Shraga Eliyahu Gestetner taught himself guitar and piano as a child growing up in Montreal, practicing the melodies of Hasidic music stars like Avraham Fried and Mordechai Ben David. It didn’t take long for original tunes to begin swirling around his head.
There was just one problem: his parents didn’t want him going into music.
Worried that such a career would reduce his marriage prospects — a young man should be in yeshiva, not entertaining at weddings — they discouraged young Shragi from pursuing his passion. He hardly sang as a child. He never joined a choir.
So he nurtured his talent on his own. Eventually he recorded a CD of original songs, which found its way into Moskowits’ hands through the producer’s son, a classmate.
“It was like a breath of fresh air,” Moskowits remembers. “His compositions were very heartfelt, beautiful. They touched on lyrics that other people weren’t using.” Moscovits hired him to write more songs for his roster of Hasidic stars.
Still, respecting his parents’ wishes, Gestetner refrained from contributing vocals until he got married, after which he set to producing his first album with Moscowits. He recruited renowned Hasidic singer Yossi Green to collaborate.

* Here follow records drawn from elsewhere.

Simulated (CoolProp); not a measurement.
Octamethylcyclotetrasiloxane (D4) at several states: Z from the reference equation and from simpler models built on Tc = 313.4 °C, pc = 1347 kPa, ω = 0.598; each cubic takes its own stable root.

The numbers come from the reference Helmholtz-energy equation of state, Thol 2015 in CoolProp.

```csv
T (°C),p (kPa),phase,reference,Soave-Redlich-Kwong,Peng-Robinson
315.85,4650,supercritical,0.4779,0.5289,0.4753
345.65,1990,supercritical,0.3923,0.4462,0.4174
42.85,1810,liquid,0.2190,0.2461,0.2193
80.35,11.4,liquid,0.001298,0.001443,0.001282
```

Ever the perfectionist, Gestetner would pull all-nighters to nail an arrangement. It took him months just to choose the cover art.
The final product, Shragee, was released in 2011, launching Gestetner’s performing career. True to the personality of its creator, the album is at turns upbeat, sweet, and sensitive.
“It’s got a lot of happy songs, and a lot of — I don’t want to say sad songs, you can’t call it sad — but warm songs,” Gestetner said then in an interview with Arutz Sheva.
Then, as quickly as he burst onto the scene, he quit.
Shloime Taussig, one of the first singers to record a Gestetner-written song, said that the life of a popular Hasidic musician conflicts with family life. In peak wedding season, he said, he can go months without putting his kids to bed at night. Taussig had tried to reduce his weekend commitments for that reason.
Still, as a singer, he attested to the difficulty of Gestetner’s mid-career pivot.
“It takes courage to put such a thing aside,” he said. “It’s not just money. It’s part of your life.”
Indeed, Moskowits said Gestetner was the only artist he had worked with to quit in his prime. But he did it with resolve, and never lost the gentle smile he was known for.
Moskowits recently ran into his former protege in Monsey, at a time when he was looking for musicians for a lucrative performing gig. Gestetner’s response to the offer, the producer recalled, was simple: “Gershy, family.”
According to reports, Gestetner traveled with his two brothers to Israel to celebrate Lag B’Omer on Mt. Meron, an event that attracts tens of thousands of Hasidic Jews from all over the world each year. He was buried in Har HaMenuchot Cemetery in Jerusalem. He is survived by his wife Tzippy Gestetner — who friends noted was an avid supporter of his music career — and their five children.
Reached by telephone Monday, Green, his longtime collaborator, said he was still in shock and wanted to express his condolences to the family in person before speaking with the Forward.
Though Taussig said he was not a close friend of Gestetner, he drove an hour and a half to make the trip from Brooklyn to the shiva home.
“I told my wife, how many times did I have a call locally that I didn’t have the patience to make the trip?” Taussig said. “And all of a sudden I’m driving an hour and a half. Out of a lot of music industry guys, I had a connection with him.”
Americans Who Died In The Mt. Meron Catastrophe on Lag B’Omer
Shraga Gestetner, 33, a Skverer Hasid from Monsey (originally from Montreal), a singer who launched a successful interior furnishing business.
Rabbi Eliezer Tzvi Joseph, a Satmar Hasid from Kiryas Joel, was the father of four children.
Yossi Kohn, 22, from Cleveland, Ohio, was a student at the selective Mir Yeshiva in Jerusalem.
Elazar Yitzchak Koltai, 13, from Passaic, New Jersey, moved to Jerusalem with his family at a young age. He was known as “Azi.”
Menachem Knoblowitz, 20, of Borough Park, who got engaged to his girlfriend, Hindy Rozmarin, in April. Baruch Rozmarin, Hindy’s brother, said Knoblowitz was a “very nice boy and always with a smile on his face.”
Nachman Doniel Morris, 19, was studying at the prestigious Yeshivat Shaalvim in Israel following his graduation from MTA, the Orthodox high school in New York. His friends, family, and teachers highlighted his sweet disposition, dedication to learning Torah. “The epitome of generosity and sensitivity to his classmates,” said Rabbi Josh Kahn, MTA’s head of school.